Use the Simple Log Service (SLS) connector to read log data into Flink jobs or write processed results back to SLS Logstores in streaming mode.
Supported table types: Source and sink | Execution mode: Streaming only | API types: SQL · DataStream · Data ingestion YAML
Prerequisites
Before you begin, make sure you have:
-
An SLS project and Logstore. See Create a project and a Logstore.
Limitations
-
Data ingestion YAML requires Ververica Runtime (VVR) 11.1 or later.
-
The SLS connector provides at-least-once delivery guarantees — records are never lost, but may be delivered more than once (for example, after a job restart from a checkpoint). Design your downstream systems to handle duplicates.
-
Keep source concurrency at or below the number of shards. Higher concurrency wastes resources without improving throughput.
-
In VVR 8.0.5 and earlier, automatic failover may stop working if the shard count changes. After a shard change, verify that all shards are still being consumed.
-
The sink table supports insert operations only. Updating or deleting existing data is not supported.
Metadata fields
The source table can expose the following SLS message metadata as virtual columns. Declare them with the METADATA VIRTUAL modifier; they are read-only and are excluded automatically from INSERT INTO operations.

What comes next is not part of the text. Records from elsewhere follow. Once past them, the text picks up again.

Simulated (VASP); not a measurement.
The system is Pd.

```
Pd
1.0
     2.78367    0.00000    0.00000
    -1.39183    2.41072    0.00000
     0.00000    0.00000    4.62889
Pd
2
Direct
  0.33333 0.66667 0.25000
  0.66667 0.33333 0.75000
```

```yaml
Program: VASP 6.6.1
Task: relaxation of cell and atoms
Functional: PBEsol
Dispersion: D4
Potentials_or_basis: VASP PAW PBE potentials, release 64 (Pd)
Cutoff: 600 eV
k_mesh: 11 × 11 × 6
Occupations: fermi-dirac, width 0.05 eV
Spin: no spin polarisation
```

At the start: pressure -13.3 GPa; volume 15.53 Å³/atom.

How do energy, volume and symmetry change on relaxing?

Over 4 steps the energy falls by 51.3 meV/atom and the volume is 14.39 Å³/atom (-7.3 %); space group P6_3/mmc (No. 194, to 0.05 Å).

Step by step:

| Field name | Field type | Description |
|---|---|---|
__source__ |
STRING METADATA VIRTUAL | Message source |
__topic__ |
STRING METADATA VIRTUAL | Message topic |
__timestamp__ |
BIGINT METADATA VIRTUAL | Log time |
__tag__ |
MAP\<VARCHAR, VARCHAR\> METADATA VIRTUAL | Message tags as key-value pairs |
Example — accessing a tag value:
__tag__['__receive_time__'] returns the value from the tag entry "__tag__:__receive_time__":"1616742274".
SQL
Syntax
CREATE TABLE sls_table (
a INT,
b INT,
c VARCHAR
) WITH (
'connector' = 'sls',
'endPoint' = '<yourEndPoint>',
'project' = '<yourProjectName>',
'logStore' = '<yourLogStoreName>',
'accessId' = '${secret_values.ak_id}',
'accessKey' = '${secret_values.ak_secret}'
);
Required parameters: connector, endPoint, project, logStore, accessId, accessKey.
WITH parameters
Common parameters
| Parameter | Data type | Required | Default | Description |
|---|---|---|---|---|
connector |
String | Yes | — | Fixed value: sls |
endPoint |
String | Yes | — | Private network endpoint for SLS. See Service endpoint. Note
Realtime Compute for Apache Flink does not support public network access by default. Use Alibaba Cloud NAT Gateway for VPC-to-internet communication. If public access is required, use HTTPS and enable Global Accelerator (GA) for SLS. |
project |
String | Yes | — | SLS project name |
logStore |
String | Yes | — | Logstore or Metricstore name. Logstores and Metricstores use the same consumption method. |
accessId |
String | Yes | — | AccessKey ID. To avoid exposing credentials, use project variables. See How do I view my AccessKey ID and AccessKey secret? and Project variables. |
accessKey |
String | Yes | — | AccessKey secret |
Source parameters
Start reading position
Use startupMode to control where consumption begins. The available modes are:
| Mode | Behavior |
|---|---|
timestamp (default) |
Start from the time specified by startTime. If startTime is not set, consumption starts from the current time. |
latest |
Start from the latest available offset |
earliest |
Start from the earliest available offset |
consumer_group |
Resume from the offset saved in the consumer group. If no offset is recorded for a shard, falls back to earliest. |
Related parameters:
-
startTime(String, default: current time) — Start time inyyyy-MM-dd hh:mm:ssformat. Takes effect only whenstartupModeistimestamp. Times are based on the SLS__receive_time__attribute, not__timestamp__. -
stopTime(String, default: none) — End time inyyyy-MM-dd hh:mm:ssformat. Set this only for historical log consumption. If set to a future time, the stream may end prematurely when no new logs arrive — without an error message. To exit Flink after consumption finishes, also setexitAfterFinish=true. -
consumerGroup(String, default: none) — Records consumption progress. Each Flink job must use a unique consumer group; sharing one across jobs does not coordinate offsets because Flink does not use the SLS consumer group for partition assignment — each consumer reads all data independently. -
consumeFromCheckpoint(String, default:false) — Not supported in VVR 11.1 and later. In earlier versions, set totrueto resume from the offset saved in the specified consumer group; if no checkpoint exists, falls back tostartTime. For VVR 11.1 and later, usestartupMode=consumer_groupinstead.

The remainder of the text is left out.